Lawmakers are moving forward with a plan to fund the government with a stopgap measure that would potentially extend funding. The question is for exactly how long.
“It sounds like we’re heading towards a pretty clean” continuing resolution, Sen. John Cornyn told reporters on Tuesday. “We don’t really know how long, but the appropriations process seems pretty broken to me.”
Republicans have floated a CR that keeps the government funded through for a month or two beyond the Sept. 30 deadline. But the White House is suggesting a slightly longer time frame: Administration officials sent a list to GOP leaders of funding anomalies they want addressed in a continuing resolution that they suggested could run through Jan. 31.
The White House “actually expressed flexibility on the day. They’re, like everybody else, trying to avoid the shutdown,” House Appropriations Chair Tom Cole told NOTUS about the request. “There’s a big debate among appropriators that doing that would delay the process, because this place works, deadlines are like alarm clocks around here.”
Cole added that if there needs to be multiple CRs, that’s a better way to address funding: “Maybe a series of shorter things might work.”
Meanwhile, Senate Appropriations Chair Susan Collins told reporters Tuesday that she supports a short-term CR through shortly before Thanksgiving, with the three appropriations bills that the Senate has already passed attached: Military Construction, Veterans Affairs, and Related Agencies; Agriculture, Rural Development, Food and Drug Administration, and Related Agencies; and the Legislative Branch.
“That would give us time to do further bills on the Senate floor and keep the pressure on,” she said.
The House is eyeing Wednesday to move on the measure to form a formal conference for the three Senate-passed appropriations bills.

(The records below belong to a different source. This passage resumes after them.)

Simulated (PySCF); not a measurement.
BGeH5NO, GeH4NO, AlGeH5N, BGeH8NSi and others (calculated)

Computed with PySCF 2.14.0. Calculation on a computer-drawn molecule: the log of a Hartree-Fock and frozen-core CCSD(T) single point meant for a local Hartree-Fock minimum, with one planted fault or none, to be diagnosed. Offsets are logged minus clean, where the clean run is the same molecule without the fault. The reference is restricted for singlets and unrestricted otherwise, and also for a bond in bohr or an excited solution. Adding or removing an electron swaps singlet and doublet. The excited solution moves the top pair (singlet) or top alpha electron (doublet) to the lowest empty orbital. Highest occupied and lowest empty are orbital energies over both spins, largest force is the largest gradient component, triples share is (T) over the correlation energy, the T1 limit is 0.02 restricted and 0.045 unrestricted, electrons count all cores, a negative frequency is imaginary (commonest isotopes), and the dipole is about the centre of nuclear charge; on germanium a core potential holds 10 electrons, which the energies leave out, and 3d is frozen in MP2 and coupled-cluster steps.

“I want to get bills all the way to the president’s desk, and it seems to me we’ve got three bills that crossed the Senate floor, and that if we could reach agreement with the House on what those three bills should do, we could attach it to the CR,” Collins said.
To get any deal, Republicans will have to get Democrats on board. Democrats are facing their own struggles over how far to go.
Democrats want health care — specifically, extending the expiring enhanced subsidies for the Affordable Care Act — to be addressed in any stopgap measure, but differ in whether they believe it’s worth risking a shutdown.
The issue of health care led to a debate between House Democrats in a closed-door meeting Tuesday. Rank-and-file Democrats said they want to see the party hold the line on ACA subsidies. They called for leadership to receive assurances from Senate Minority Leader Chuck Schumer and Senate Democrats not to fold on government funding, two people in the room told NOTUS. The debate was first reported by Punchbowl.
Rep. Brad Schneider, Chair of the New Democrat Coalition, told NOTUS in an interview the discussion behind closed doors was “passionate.”
“The meeting I attended, which seems to be different than the meeting that people are reporting about, is folks were very passionate about the need to stand up to Republicans,” he told NOTUS. “We are united.”
Later Tuesday, Democratic Caucus Chair Pete Aguilar stopped short of saying Democrats would force a shutdown over extending the ACA subsidies, but acknowledged it would be their main issue.
“We see this being a fight over values. We see this being a fight over the Republican assault on health care,” Aguilar said, later adding: “If Republicans are willing to meet us, then we will do that. But what they have done, all we can do, is judge them by where they’ve been, and where they have been is focusing strictly on partisan bills that assault health care.”